Imagine this scenario: the ref waves off Tyson Fury in the 12th round of the first Wilder fight. Deontay retains his WBC belt and gains the claim to the lineal title. Because of that win his market value raises to the point he's actually not crazy demanding 50/50 split against Anthony Joshua. AJ's camp obliges and the undisputed heavyweight showdown is scheduled for April 2019 at Wembley Stadium. Who wins between fully confident Wilder who just beat the man who beat the man and Joshua not bothered by demons from Ruiz fight?
I always thought Wilder would've won if they fought prime-for-prime. Meeting now, of course, would be a different story.
I think Wilder would win the first one but Joshua could adjust in a rematch. They might need a trilogy to settle the deal. Of course with Wilder now, he'd get slaughtered. Their'd be no need for a trilogy.
Wilder lands the right hand at some point, Joshua isn’t elusive and unpredictable on the front foot like Fury was in the rematch.
Wilder had the power to put AJ away with one punch. AJ had the power to land a fight ending punch (even if it required a follow up combination to get the job done). AJ is technically the better boxer and more likely to land first, so I'd make him a narrow favourite. Could easily go either way, though.

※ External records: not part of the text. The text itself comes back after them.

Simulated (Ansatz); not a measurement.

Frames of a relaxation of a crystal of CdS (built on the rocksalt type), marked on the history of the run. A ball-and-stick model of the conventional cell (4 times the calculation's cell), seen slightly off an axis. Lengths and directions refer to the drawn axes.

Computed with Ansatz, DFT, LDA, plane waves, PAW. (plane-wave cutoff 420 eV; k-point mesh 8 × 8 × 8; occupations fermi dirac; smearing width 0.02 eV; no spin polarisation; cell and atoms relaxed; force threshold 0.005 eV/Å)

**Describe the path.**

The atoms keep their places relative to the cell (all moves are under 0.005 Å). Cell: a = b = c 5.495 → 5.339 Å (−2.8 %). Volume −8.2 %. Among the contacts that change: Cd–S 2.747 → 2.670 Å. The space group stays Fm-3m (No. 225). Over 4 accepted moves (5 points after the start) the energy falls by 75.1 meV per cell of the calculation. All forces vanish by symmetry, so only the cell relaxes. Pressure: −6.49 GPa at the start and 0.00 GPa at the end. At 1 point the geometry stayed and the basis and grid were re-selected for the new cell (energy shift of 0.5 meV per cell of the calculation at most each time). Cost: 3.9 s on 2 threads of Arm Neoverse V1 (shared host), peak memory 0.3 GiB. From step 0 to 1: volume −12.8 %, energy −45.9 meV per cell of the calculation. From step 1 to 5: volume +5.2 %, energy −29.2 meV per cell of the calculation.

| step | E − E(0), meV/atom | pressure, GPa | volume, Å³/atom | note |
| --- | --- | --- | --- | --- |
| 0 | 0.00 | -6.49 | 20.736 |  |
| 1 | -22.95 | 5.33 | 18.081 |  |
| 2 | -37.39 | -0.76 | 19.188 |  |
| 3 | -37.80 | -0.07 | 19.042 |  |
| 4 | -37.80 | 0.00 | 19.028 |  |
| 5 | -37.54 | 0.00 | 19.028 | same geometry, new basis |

Ruiz-Joshua 2 dominates the early rounds and basically makes Deontay look terrible. An insane right literally flattens Joshua in the middle rounds and AJ barely beats the count. Deontay, out of a sloppy whirlwind of wild punches, backing AJ to the ropes, misses a nuke right but lands the follow up hook. AJ's whole body is jolted, and he slumps sideways to the canvas. The ref was calling it off right after the hook, anyway.